# Prediction

This notebook shows off the prediction methods we use in this project, in addition to the evaluation scheme.

In [10]:
import sys, os

sys.path.append('..')
import planet.predict, planet.util

import sklearn.metrics
import numpy

data_dir = '../data'

First, we load all the label data.

In [2]:
all_tags = planet.util.read_tags(os.path.join(data_dir, 'train_v2.csv'))
tag_indices = planet.util.get_tag_indices(all_tags)
all_labels = planet.util.tags_to_labels(all_tags, tag_indices)
(num_all, num_labels) = all_labels.shape

## Random Classifier

In order to establish a baseline for performance, we first use a classifier that assigns labels at random by flipping an unbiased coin for each label.

In [11]:
pred_labels_rand = planet.predict.random(num_all, num_labels)

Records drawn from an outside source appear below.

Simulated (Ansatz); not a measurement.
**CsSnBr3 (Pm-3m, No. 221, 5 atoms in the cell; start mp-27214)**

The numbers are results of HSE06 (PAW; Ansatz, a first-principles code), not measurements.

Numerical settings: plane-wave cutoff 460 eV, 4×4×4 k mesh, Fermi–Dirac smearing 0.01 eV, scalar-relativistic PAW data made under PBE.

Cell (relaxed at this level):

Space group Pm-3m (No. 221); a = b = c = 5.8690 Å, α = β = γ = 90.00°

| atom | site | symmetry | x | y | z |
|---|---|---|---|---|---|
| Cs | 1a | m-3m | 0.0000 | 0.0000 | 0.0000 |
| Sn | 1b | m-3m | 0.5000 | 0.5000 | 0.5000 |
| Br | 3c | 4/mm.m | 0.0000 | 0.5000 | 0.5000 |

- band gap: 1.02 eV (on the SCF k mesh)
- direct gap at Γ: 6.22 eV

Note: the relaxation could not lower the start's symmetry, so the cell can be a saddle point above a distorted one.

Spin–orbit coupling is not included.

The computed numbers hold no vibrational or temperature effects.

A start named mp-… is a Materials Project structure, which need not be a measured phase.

planet.predict.plot_scores(pred_labels_rand, all_labels, tag_indices.keys(),
                           'Random', os.path.join(data_dir, 'rand_scores.html'))

[0.50022804526483367, 0.16919655721433582, 0.35954051255661018]

First, note that the recall (`tp / (tp + fn)`) of this classifier is roughly `0.5` because both the number of true positives (`tp`) and false negatives (`fn`) should be half the number of positive labels (`p/2`). Also note that there is a bit more fluctuation for rarer labels like *conventional_mine*. The average used here, and elsewhere in these analyses, computes the total number of `tp` and `fn` across all samples and labels.

Next, note that the precision (`tp / (tp + fp)`) of this classifier precision roughly follows the empirical distribution of the labels (see the `Data Exploration` notebook for comparison). That's because the number of false positives should be roughly half the number of negative occurences, leading to a precision of `p/2 / (p/2 + n/2) =  p / (p + n)` which is the empirical probability of the label.

Finally, note that the F2 score of this classifier is a little closer to the recall than precision, which is expected because it's a geometric mean between recall and precision that weights recall more heavily than precision.

Instead of using a threshold of 0.5 for each label, we can use the empirical probability of each label instead.

In [18]:
label_probs = numpy.mean(all_labels, axis=0, keepdims=True)
pred_labels_emp_rand = planet.predict.empirical_random(num_all, label_probs)

planet.predict.plot_scores(pred_labels_emp_rand, all_labels, tag_indices.keys(),
                           'Empirical Random', os.path.join(data_dir, 'emp_rand_scores.html'))

[0.55007960070564954, 0.54901186110228373, 0.54986572066112582]

Introducing these probabilities increases the average recall a little, increases the average precision a lot and balances the two scores. Note that even though recall decreased for many labels, it increased overall because some labels much more frequently that others and so the overall score is boosted by predicting those more frequently.